Petite Vigogne Blog

Biting and Hitting: A View from the Other Side

 

By Alison Cupp Relyea

 My first child, at the ripe old age of eleven months, earned himself a note home from daycare. He bit another child. I went through all the emotions one would expect: shame, anxiety and confusion. I also had an overwhelming desire to fix this immediately. This was prompted in part because biting is wrong, and in part because the biting intervention sheet that I received from daycare outlined a protocol that said, in summary, three strikes and you’re out.

 Luckily, the daycare director also understood that we were dealing with a child who had not even reached his first birthday. We thought about what the factors could be causing the behavior, such as moving into a new classroom, being the youngest and switching his schedule to cut out his morning nap. We put a plan in place, and it worked. The teachers watched for times when he seemed tired or frustrated and gave him a bit of extra attention. If he bit another child, they would remove him from the situation and pay attention to the other child. He bit once more, and then never again.

 Now that my children are older, it is important for me to remember the lesson I learned in this early stage of parenting. When children are trying out bad behavior, a helpful approach is to be prepared, stay calm and be firm. 

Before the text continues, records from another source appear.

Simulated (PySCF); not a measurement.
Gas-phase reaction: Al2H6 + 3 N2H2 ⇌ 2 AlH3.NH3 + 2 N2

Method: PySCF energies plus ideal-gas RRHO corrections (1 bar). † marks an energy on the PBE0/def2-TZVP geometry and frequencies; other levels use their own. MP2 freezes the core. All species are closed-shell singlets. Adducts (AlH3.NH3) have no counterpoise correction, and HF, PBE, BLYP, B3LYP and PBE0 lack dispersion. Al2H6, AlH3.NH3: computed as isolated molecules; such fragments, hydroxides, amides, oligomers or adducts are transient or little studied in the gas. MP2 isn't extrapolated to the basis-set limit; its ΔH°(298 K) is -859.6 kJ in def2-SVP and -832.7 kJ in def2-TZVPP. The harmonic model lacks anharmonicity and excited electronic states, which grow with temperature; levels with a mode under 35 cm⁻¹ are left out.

 If your child hits or bites on a playdate, in preschool or at the playground, do not let on that you are appalled by their behavior or nervous that they will make it a habit. Remind them of the right things to do before you get into social situations as a means of preparation. Rather than telling them all the things they should not do – “no hitting, no biting, no kicking” – try telling them the appropriate behavior – “use your words, take a deep breath, share.” Of course, very young children may have a hard time applying these strategies, but as they practice, it is better for them to strive for the desired behavior than simply avoid the problematic one. Another way to prepare yourself and your child is to focus on your child’s limits and wellness. Avoid letting your child go to playgrounds or parties when he or she is overly tired or not feeling up for it, and keep in mind the importance of healthy food and a balanced diet in children’s behavior.

 Even if you try to be proactive, negative behaviors still happen sometimes and it is very normal. Children test limits, imitate what other children do, and elicit reactions. It is their job. Your job is to stay calm in these moments and to be the adult. This means that you remind them of right and wrong, redirect them, and do not show your anger, disappointment or shame, even if you feel those things. Also, recognize positive behaviors when you see them!

 Lastly, if you are doing all that you can to prevent these behaviors and stay calm when situations arise, but the negative behavior continues, make sure you are not giving too much attention to your child in that moment. You may not want to cut a playdate short, but going down the road of second chances, threats, rewards and ultimatums gives your child a lot of power and will ultimately send the message that they can get a lot of attention for this. Sometimes the best form of communication is to quietly and calmly remove your child from the environment. Using the silent treatment is not cruel. It gives you both a chance to breath, process and move forward. In that moment, remind yourself that this, like all phases, will pass.